CAPE TOWN, South Africa — The remains of Desmond Tutu, the Nobel Peace Prize-winning Anglican archbishop emeritus of Cape Town, were interred early Sunday during a private family service at the city’s Anglican cathedral.
Archbishop Thabo Makgoba laid a small box containing Tutu’s remains to rest in the floor in front of the high altar at St George’s Cathedral. Tutu’s widow, children and other family members attended the 30-minute service.
Makgoba suggested that to honor the late Nobel laureate, Cape Town’s airport should be renamed Archbishop Desmond Mpilo Tutu International Airport.
He called on all South Africans to “turn a new page” and commit to “the radical, revolutionary change” that Tutu advocated.

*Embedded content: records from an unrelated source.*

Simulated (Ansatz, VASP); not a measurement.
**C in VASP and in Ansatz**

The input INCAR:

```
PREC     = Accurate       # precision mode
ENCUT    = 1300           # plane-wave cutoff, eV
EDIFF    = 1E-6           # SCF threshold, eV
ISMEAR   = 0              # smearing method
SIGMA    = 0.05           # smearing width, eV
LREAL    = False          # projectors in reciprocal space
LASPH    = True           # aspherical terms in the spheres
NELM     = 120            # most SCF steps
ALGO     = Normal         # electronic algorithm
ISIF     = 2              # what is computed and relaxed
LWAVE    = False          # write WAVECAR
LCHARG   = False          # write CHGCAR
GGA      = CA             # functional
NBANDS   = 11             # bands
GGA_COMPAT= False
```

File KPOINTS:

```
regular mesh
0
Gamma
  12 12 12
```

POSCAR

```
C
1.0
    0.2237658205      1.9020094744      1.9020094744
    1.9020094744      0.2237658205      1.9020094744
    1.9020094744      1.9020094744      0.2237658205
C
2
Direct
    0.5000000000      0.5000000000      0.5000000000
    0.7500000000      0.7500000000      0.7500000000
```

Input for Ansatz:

“Let us live as simply as he lived, exemplified by his pine coffin with rope handles,” Makgoba said in his homily. “Let those of us who have resources pull in our belts, that others can eat enough to fill their stomachs. Let us reorder our society to end inequality and create equal opportunities for all.”
The box with Tutu’s remains were placed under a memorial stone inscribed with the words: Desmond Mpilo Tutu, Oct. 1931 – Dec. 2021, Archbishop of Cape Town 1986 – 1996.
The morning service was underway as a fire swept through South Africa’s nearby Parliament building. A pall of smoke later hung over the cathedral and the surrounding area.
A requiem Mass was held in the cathedral for Tutu’s funeral on Saturday. Church officials said Tutu’s body was prepared for interment with water in a process called aquamation.
Tutu requested the method because it uses less energy and is more environmentally friendly, church officials told journalists.